Dredging this up:
Yep. And the original novel was meant to be a standalone, so McCully wrapped everything up at the end, with Zorro revealing his true identity to the world, hanging up his mask, and settling down to live happily ever after with Carlotta. The End.
Then the movie made Zorro a sensation and, being no fool, McCully ignored the ending of his own book to write an ongoing series of Zorro novels for the rest of his life.
I seem to recall that, not unlike Dr. Watson's various spouses, Zorro's wife (wives?) and love interests tend to come and go without explanation.

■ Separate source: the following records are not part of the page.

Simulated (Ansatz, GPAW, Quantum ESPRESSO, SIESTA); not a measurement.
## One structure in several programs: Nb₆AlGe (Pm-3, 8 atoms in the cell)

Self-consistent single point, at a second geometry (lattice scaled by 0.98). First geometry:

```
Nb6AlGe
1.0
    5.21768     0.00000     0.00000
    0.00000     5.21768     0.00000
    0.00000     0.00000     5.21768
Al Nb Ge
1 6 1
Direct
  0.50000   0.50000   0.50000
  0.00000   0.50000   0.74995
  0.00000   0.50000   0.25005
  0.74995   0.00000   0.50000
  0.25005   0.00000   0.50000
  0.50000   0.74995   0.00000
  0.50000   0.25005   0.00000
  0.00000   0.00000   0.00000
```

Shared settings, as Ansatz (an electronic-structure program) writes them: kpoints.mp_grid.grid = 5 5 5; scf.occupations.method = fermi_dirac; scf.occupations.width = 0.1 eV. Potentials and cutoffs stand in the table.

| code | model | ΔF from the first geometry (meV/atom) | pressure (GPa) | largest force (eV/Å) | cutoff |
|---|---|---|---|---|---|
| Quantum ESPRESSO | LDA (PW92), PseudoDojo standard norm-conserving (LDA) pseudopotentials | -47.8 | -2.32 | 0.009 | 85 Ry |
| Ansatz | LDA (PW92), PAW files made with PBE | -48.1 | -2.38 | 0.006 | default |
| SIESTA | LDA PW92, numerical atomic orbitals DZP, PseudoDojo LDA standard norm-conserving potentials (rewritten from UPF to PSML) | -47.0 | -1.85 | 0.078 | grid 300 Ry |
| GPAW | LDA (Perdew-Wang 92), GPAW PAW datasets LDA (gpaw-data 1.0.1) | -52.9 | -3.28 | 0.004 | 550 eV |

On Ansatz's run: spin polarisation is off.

Since we had this conversation, I've tracked down and read the four novel-length Zorro serials that Johnston McCulley wrote -- the first two of which are in public domain and easy to find, the latter two of which have audiobook editions that can be borrowed on Hoopla. I wanted to see how McCulley dealt with doing more Zorro stories after Diego revealed his identity in the original.
It turns out that McCulley did
not ignore the ending of the original after all.
The Further Adventures of Zorro (1922) not only keeps Zorro's identity public, but is specifically about his enemy Captain Ramón (retconned from dead to "left for dead," which is reconcilable with how his apparent death was portrayed) hiring pirates to abduct Diego's fiancee Lolita as revenge for his actions as Zorro. The only real concession it makes to reflect the Douglas Fairbanks movie is to avoid describing Zorro's costume, which was different in the movie than in
The Curse of Capistrano (where it was multicolored and had a full-face cowl Zorro had to pull up to eat or drink). Later stories will describe it as all-black, though.
Zorro Rides Again (1931) also keeps Zorro's identity public, with Diego having to come out of retirement to prove he's
not the impostor Zorro going around attacking people to besmirch his name. McCulley keeps Diego conveniently single by revealing that Lolita fell ill after the events of
Further Adventures and has been recuperating in Spain for three years. There is one retcon this time, in that Diego is claimed to have killed Ramón at the end of
Further Adventures when it was actually an ally of Zorro's who finished him off. It could be chalked up to a misunderstanding, except that Diego claims it himself and the story stresses that a caballero's word is unimpeachable.
After that came four short stories from 1932-5, which I've only read summaries of; they seem to treat Zorro's identity as secret, though I don't know if they bother trying to reconcile it with the serials. The final serial,
The Sign of Zorro, came out in 1941, a year after the Tyrone Power movie. The conceit here is that Diego has been retired as Zorro for several years, having married Lolita but reverted to his foppish, dissolute ways after she died of fever, so that people outside his inner circle no longer believes he was actually Zorro, a belief encouraged by the Vega family’s misinformation campaign. It’s a moderately plausible retcon, although Sgt. Gonzales is back to seeing Zorro as an enemy of unknown identity, even though he was fully in the loop as an ally in the previous two serials. Another major retcon is that Diego's indigenous servant Bernardo has been cured of being mute, and his deafness is forgotten.
I’d thought that the final serial would explain why Zorro’s identity was a secret again in the later short stories, but it ends the same way the first one did, with Diego revealed as Zorro, pardoned, and retiring to get married. So the subsequent stories just ignored the serial continuity and made Zorro's identity secret again without explanation. I don't know, maybe they were meant to take place before or during the original serial. I haven't been able to find them anywhere except in an expensive multi-volume hardcover collection which I'm not motivated enough to buy, so I don't know.
But at least where the four serials are concerned, it's surprising how tight the continuity ended up being, in contrast to what I expected. McCulley did some contrived things to reset the status quo, but for the most part, he justified them within the original continuity, with surprisingly few inconsistencies.